Louis XIV, arguably France’s most glorious monarch, worked tirelessly to promote his absolute power. Known as the Sun King, he didn’t hesitate to mix politics with art, and his image appeared in virtually every medium including metalwork, painting, sculpture, tapestries, and works on paper. A more unusual material can also be added to this list: leather.
Visitors to the J. Paul Getty Museum at the Getty Center can see a large leather medallion depicting the Sun King in profile. It proudly holds court in a gallery of the South Pavilion and is among a prominent group of decorative arts on long-term loan to the Museum that were recently added to the permanent collection.

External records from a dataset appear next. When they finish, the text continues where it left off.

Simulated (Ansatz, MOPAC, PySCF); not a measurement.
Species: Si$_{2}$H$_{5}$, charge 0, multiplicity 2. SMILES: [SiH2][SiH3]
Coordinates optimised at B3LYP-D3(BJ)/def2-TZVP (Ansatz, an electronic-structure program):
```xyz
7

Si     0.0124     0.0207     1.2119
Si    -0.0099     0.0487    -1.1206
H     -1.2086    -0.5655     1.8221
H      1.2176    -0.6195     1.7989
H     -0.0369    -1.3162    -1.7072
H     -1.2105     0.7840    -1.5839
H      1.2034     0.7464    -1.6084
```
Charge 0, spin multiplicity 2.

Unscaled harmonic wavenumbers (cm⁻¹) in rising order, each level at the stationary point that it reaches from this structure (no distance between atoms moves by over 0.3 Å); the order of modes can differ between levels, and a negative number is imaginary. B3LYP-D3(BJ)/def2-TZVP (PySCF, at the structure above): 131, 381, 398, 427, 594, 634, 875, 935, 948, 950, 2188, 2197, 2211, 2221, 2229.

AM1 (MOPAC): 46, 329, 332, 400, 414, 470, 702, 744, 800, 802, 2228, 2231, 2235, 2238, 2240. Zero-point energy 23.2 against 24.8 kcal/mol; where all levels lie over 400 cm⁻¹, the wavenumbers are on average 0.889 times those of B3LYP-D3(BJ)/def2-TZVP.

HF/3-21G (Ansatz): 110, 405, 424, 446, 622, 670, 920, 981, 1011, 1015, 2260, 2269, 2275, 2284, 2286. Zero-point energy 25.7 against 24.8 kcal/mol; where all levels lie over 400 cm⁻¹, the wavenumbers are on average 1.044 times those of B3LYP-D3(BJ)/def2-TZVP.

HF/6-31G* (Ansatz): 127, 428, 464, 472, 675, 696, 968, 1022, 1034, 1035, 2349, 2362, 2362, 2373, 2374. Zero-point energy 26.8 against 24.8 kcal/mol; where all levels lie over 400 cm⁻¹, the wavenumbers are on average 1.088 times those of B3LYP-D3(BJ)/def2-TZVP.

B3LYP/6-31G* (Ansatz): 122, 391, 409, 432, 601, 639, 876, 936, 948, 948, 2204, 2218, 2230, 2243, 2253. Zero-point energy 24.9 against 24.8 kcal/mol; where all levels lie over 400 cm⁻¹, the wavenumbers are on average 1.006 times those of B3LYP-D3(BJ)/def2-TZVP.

What is the story behind this surprising material, and how was this leather portrait of Louis XIV made?
Leatherheads
Profile portraits of French royalty have a long history. Eager to celebrate their power and glory, kings and queens commissioned commemorative medals and portraits in profile, often based on classical prototypes.
Dating to about 1700, the Getty’s oval leather medallion presents Louis XIV clad in armor and cloaked in a flowing mantle. Depicted at the height of his power, the king appears within an elegant cord-bound frame set with a wide pattern of twisting foliage. Although he adopts the trappings and regal carriage of an ancient general or emperor, his lace cravat, long curled wig, and neatly trimmed moustache are in keeping with masculine fashions set by the French court at Versailles. The leather portrait was probably made for a courtier or royal official to show his allegiance to the king, whether in a public building or private residence.
The likeness of the profile probably derives from the work of a French artist such as François Girardon, a sculptor who produced many commissions for Louis XIV. A marble profile medallion in the style of Girardon is found at the Metropolitan Museum of Art, and a modern copy of this sculpture sits over the mantelpiece of the Getty Museum’s paneling from the Parisian Hôtel Le Bas de Montargis.
Humble Origins
Although we don’t know the name of the artist who made the leather medallion, we can partially retrace the steps of its creation. As a raw material, it began life as a cowhide. Butchers often sold hides to tradesman known as furriers, who in turn sold them to tanneries that operated on the outskirts of urban centers. The foul-smelling industrial process of tanning transformed the dirty hides into durable leather.
After a first round of washing, the tanner fermented the hide in a vat containing tannin, an acidic solution of bark or oak galls. The fermenting process lasted anywhere from several weeks to a year, depending on the thickness of the hide. The procedure loosened hair, fat, and other tissue, which was scraped off and discarded. After a final washing and drying, the processed skin was dressed or curried—stretched, shaved, and oiled—by a currier to finish the leather, which could then be dyed.
A craftsman known as a maroquinier was likely responsible for molding the leather into a medallion using the cuir bouilli—boiled leather—process. By submerging the leather in hot water, it could be molded using a shaped embossing plate. Additional tooling including repoussé, pushing the design forward from the reverse, further refined and delineated the medallion’s relief details.
A Prestigious Product
Measuring just over three feet high and two feet wide, the Getty’s medallion of Louis XIV required nearly a quarter of the useable leather from a single cowhide. This represented an especially expensive outlay of the material in seventeenth-and-eighteenth-century France, which suffered from significant leather shortages before the French Revolution. The scarcity of leather was so great that its manufacture was highly regulated by the state and the export of leather goods was severely restricted.
Far from being a humble material, leather was one of high value and was used to make all sorts of items including bookbindings, containers, saddles, upholstery, and protective garments such as gloves, shoes, and armor. It’s fitting that a portrait in this material should now find a permanent home at the Getty among other works of art from Louis XIV’s reign.